This Saturday, thousands of Americans will take part in a first-ever event called America Talks – in an effort to heal social and political divisions that are tearing the U.S. apart. The mass video-chat event will kick off the fourth annual National Week of Conversation.
Cheryl Hughes is a co-organizer of the event and a nonprofit consultant from Greenville, Ohio, who is a self-described liberal. She said it’s important to reach across the aisle.
“I have actually lost friends because of positions that they hold,” said Hughes. “I just decided that I need to become a better listener.”
To be matched with a conversation partner for the event this weekend, sign up at AmericaTalks.us. The site also lists dozens of online forums on the schedule for next week.
The National Week of Conversation is designed to counteract the kind of vitriol often found on social media, and introduce people to those with differing views. Organizers are asking people to choose courage over contempt and reject the hostility that leads to political gridlock that hampers efforts to tackle the big issues.
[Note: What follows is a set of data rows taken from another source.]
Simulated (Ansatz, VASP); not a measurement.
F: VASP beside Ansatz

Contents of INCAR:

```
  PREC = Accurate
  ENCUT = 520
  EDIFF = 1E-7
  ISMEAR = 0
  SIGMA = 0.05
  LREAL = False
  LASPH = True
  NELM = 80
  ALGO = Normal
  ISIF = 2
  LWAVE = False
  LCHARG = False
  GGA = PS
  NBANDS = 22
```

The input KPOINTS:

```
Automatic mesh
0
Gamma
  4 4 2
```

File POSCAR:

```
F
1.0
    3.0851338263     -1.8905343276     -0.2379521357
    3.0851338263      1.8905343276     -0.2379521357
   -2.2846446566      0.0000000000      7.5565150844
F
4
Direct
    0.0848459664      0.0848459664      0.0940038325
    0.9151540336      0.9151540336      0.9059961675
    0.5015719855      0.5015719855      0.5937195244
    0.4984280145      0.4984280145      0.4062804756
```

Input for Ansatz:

Ron McFarland from Denver, Colorado is a retired teacher who describes himself as a fiscal conservative and moderate Republican. He said he’s taken heat for his views.
“There’s so much hurt, so much polarization and divide in the country,” said McFarland. “But for me, it’s ‘Go, America!'”
The National Week of Conversation promotes what organizers call bridging norms. They advise everyone to listen with curiosity, speak from their own experience, and connect with respect.